Any program which uses dynamic memory allocation is susceptible to fragmentation, which occurs when free memory is scattered across the heap in non-contiguous chunks. As a result of fragmentation, it is possible that the memory system is unable to satisfy a request even when the requested allocation size exists (non-contiguously) in the heap. Garbage-collected languages address this via a compaction phase—the runtime environment controls all references to objects in memory, and therefore has the ability to move live objects closer together. This consolidates free space into larger contiguous blocks, mitigating external fragmentation.

In contrast, C/C++ do not provide a mechanism to safely track or update all references to allocated memory. Pointers can be stored anywhere and manipulated freely, making it impossible for a memory manager to move objects—changing their addresses—without risking program correctness. This fundamental requirement for fixed addresses is a significant limitation of C/C++, and fragmentation remains a serious concern for long-running and memory-intensive applications. Despite existing efforts to design effective memory managers, Robson bounds indicate these allocators can still suffer from significant fragmentation—in the worst case, the extra memory required grows proportionally to the log of the ratio between the largest and smallest allocated object sizes.

Summary and Contributions

MESH is a drop-in replacement for malloc and free that implements compacting memory management for C/C++. MESH exploits the virtual memory abstraction to move objects across physical pages while maintaining virtual addresses by combining randomization and a new technique called meshing, enabling compaction without relocation. In doing so, MESH avoids catastrophic fragmentation and breaks the Robson bounds with high probability.

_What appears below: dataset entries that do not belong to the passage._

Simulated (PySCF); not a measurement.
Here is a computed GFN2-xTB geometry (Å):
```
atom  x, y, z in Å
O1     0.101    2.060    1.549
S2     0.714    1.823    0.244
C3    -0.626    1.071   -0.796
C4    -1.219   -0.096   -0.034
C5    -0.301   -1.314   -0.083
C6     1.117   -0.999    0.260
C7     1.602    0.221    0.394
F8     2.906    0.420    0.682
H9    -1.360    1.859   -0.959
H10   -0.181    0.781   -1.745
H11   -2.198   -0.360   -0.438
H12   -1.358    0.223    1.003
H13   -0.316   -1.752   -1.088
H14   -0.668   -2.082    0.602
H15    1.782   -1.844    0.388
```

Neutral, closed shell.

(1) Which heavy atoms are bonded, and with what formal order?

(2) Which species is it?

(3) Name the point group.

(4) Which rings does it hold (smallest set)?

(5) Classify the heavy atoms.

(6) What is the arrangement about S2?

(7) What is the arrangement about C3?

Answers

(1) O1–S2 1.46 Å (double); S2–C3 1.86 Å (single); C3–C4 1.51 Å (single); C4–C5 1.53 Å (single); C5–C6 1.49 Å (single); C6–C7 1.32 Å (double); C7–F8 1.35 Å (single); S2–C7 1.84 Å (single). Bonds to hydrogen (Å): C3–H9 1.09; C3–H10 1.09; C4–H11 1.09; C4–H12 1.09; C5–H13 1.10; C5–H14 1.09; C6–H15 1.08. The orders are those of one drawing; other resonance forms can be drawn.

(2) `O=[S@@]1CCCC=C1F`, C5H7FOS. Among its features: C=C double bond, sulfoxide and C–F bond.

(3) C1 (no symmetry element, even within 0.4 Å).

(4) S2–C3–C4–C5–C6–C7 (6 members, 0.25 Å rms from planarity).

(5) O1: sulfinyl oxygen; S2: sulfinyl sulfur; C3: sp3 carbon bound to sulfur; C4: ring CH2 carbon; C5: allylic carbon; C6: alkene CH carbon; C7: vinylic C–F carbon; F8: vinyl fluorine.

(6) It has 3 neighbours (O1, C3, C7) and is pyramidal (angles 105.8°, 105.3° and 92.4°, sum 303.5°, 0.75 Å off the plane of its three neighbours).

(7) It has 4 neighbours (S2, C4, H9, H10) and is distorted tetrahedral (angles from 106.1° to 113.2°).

Meshing is based on a mechanism introduced by the Hound memory leak detector to merge physical pages with live objects at non-overlapping offsets. Virtual addresses are not affected by merge operations—instead, as a result of a merge, multiple virtual pages are mapped to the same physical page. Doing so increases the memory utilization of in-use pages while returning free pages to the OS. A key contribution of MESH is the addition of randomization to meshing in two forms—allocation and finding meshable pages—which permit strong formal guarantees on the library’s effectiveness.

Randomized Allocation

The authors motivate the need for randomized allocation with a pathological example: programs which allocate a small amount of memory at the same offset in each page, resulting in highly underutilized yet unmeshable pages. To avoid this, MESH allocates objects for each thread based on a thread-local shuffle vector, which returns a random offset from within the associated span for each allocation. This conceptually simple strategy provides impressively high likelihood of successful meshing and circumvents the aforementioned adversarial case.

SplitMesher

Another interesting contribution of MESH is SplitMesher, a procedure which approximates ideal meshing with high probability by again leveraging randomization. While solving the optimal meshing problem—which results in freeing the maximum number of pages possible—is NP-Hard in the general case, MESH takes advantage of its randomized allocator to simplify meshing to a matching problem, arguing that finding meshable cliques of size 2 is a sufficient approximation. This idea is implemented as SplitMesher, an algorithm which randomly probes two sets of spans to find meshable pairs between them.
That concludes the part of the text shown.